Venezuela and Cuba have long been close. “We have two presidents: Fidel Castro and Hugo Chávez,” declared Cuba’s Vice President Carlos Lage in a visit to Caracas just under a decade ago. A couple of years later, in Havana, Chávez added, “At heart, we are just one government.”
It is little coincidence then that talks between the United States and Cuba began just after the death the former Venezuelan president who had bankrolled Cuba’s Revolution.
Venezuela no longer has the spare cash to fund the island’s beleaguered economy. The Castros likely realized this as Chávez’s presidency was coming to an end. They would not have been keen for a return of memories of the euphemistically-titled Special Period of the nineties, after the collapse of the Soviet Union.

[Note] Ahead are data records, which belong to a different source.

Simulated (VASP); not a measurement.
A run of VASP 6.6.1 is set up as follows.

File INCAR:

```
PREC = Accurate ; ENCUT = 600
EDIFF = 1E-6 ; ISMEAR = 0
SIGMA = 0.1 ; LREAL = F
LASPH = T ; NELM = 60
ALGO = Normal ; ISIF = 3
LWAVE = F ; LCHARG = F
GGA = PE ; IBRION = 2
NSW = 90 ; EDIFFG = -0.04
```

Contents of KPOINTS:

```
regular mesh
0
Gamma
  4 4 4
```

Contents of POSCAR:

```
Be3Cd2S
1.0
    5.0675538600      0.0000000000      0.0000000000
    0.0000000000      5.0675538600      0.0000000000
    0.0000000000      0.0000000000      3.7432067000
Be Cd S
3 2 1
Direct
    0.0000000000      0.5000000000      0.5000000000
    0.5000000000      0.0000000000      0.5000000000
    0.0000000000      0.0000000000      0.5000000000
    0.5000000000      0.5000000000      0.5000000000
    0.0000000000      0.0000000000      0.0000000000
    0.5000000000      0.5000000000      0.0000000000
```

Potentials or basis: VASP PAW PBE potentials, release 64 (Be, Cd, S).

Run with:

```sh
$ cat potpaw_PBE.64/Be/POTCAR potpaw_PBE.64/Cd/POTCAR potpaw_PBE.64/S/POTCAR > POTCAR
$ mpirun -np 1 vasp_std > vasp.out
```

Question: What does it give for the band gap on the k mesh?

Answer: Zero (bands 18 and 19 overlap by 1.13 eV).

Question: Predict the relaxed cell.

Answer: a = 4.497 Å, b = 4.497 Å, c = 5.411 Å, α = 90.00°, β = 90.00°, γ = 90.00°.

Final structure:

"We had nothing, no food and no money,” one elderly man told me on Havana’s Malecón not long ago.
The economy contracted 35 percent between 1989 and 1993, and oil imports decreased 90 percent. Cuba was in desperate need of money.
Chávez, then a nascent politician, saw Castro as a political mentor. He would be an ally against the elites and imperialists who he blamed for the world’s ills.
Chávez also oversaw some of the world’s largest oil reserves. Venezuela currently sends almost 100,000 barrels per day of oil to the island as well as aid thought to be worth in total between €4 billion and €12 billion a year, or some 15% of Cuba’s GDP.
However, Venezuela’s economy is in tatters, struggling now with the fall in the price of oil. Oil sales make up 96% of Venezuela’s foreign income. The country’s local currency on the black market has fallen 35% in the last month; annual inflation is at more than 60% and there is serious talk of default on Wall Street.
Many economists are talking of a “perfect storm” brewing for Maduro, whose approval ratings are in the mid-twenties.
The lack of guaranteed support from Caracas would have made Cuban President Raúl Castro “much more eager to negotiate and given the U.S. leverage,” said Ted Henken, President of the Association for the Study of the Cuban Economy.
As Havana cosies up to Washington, Venezuelan authorities are left increasingly isolated. While Cuba and Venezuela held onto leftist principles, other countries in the region have in recent years taken more pragmatic policy decisions.
“Obama has pulled the rug out from under Maduro,” said Christopher Sabatini, Senior Director of Policy at the Council of the Americas. “It’s going to be a lot easier for other U.S. allies in the region to swing away from Venezuela.”
In the last couple of weeks, in response to sanctions by Washington on top Venezuelan officials for alleged human rights abuses, Maduro has rallied against the U.S.
"It shows a lack of respect!” boomed the moustachioed president to a few thousand supporters in Caracas on Monday. “They can shove their US visas.” On Wednesday, Maduro praised Obama’s “gesture” towards Cuba.
"How sad it is to have a government who 72 hours ago launched an anti-imperialist diatribe against Obama and now describes him as ‘courageous,’” Jesús Torrealba, head of Venezuela’s opposition coalition, told me this week.
Cuba learned its lessons from the Special Period and in recent years began to diversity. On the ground, rules have been loosened on private restaurants, guesthouses and the buying and selling of property; Cubans are even allowed internet access. On a more global scale, international investors have begun tocome in.
Cuba was likely well aware that would not be enough in the long run. There are a mixture of elements that have come together to allow this historic moment: from Obama and Cuban President Raúl Castro themselves to mediators in the Vatican and Canada.
Yet, the unwitting spur for the restoration of relations between the U.S. and Cuba may be Hugo Chávez himself and his successors' inability to manage Venezuela’s economy.
For World Report, this is Girish Gupta in Caracas, Venezuela.